I believe (as stated in the previous post) that Search helps us mastering a lot of the information management problems we have today (around finding the information), but I also believe that we need to give Search a helping hand. So how do we do this?

The first thing a corporate tiger can think of is adding more control - i.e. forcing people to use taxonomies, but this will not help a lot. You can of course fix top levels of directory structures and through this enforce some sort of taxonomy, but too much control will frustrate people and have them looking for loop holes.

Therefore we have to trust the user. We have to start relying on their own sense of responsibility. They will tag their documents in their own way. It is not only about trusting the users that they will do it (and in a 'good' way). It is also about trusting that this relative anarchy will give some order at the end of the day.

- About trusting the users: Usually people are not brainless. With other words they will try to do something sensible. Especially if they see that it is easy and that it helps others.

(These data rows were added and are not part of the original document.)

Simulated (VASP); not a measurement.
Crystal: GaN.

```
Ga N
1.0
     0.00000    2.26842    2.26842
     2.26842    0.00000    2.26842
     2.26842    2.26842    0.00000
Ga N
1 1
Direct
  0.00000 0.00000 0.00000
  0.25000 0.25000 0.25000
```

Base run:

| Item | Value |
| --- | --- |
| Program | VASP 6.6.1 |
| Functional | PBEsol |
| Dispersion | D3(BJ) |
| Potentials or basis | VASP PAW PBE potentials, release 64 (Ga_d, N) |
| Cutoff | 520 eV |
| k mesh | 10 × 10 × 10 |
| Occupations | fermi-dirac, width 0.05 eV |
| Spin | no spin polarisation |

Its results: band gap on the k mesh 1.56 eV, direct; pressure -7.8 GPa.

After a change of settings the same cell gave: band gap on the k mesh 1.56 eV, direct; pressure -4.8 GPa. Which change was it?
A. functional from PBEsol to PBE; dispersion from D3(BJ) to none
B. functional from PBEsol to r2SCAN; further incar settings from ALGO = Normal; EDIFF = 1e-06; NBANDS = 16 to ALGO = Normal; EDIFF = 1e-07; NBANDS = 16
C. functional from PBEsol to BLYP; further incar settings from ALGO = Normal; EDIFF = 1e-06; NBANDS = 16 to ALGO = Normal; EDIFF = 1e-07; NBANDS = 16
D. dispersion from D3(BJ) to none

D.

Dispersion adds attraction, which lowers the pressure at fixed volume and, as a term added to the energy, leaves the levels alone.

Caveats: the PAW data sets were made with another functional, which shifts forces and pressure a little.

- About trusting it will work: Just look at the whole Web2.0 phenomena, as mentioned a few days ago. We have lots of self-organising sites already today and they work. Why not do this inside companies as well?

You also need to help the users a little, just like in this Blog. If I want to use tags I can see what I have used before. At a company scale it would be even possible to suggest common tags to users (almost like taxonomy), but these tags do not exist because they were invented in an invory tower, but because they were used on a regular basis by others. This is called Folksonomy.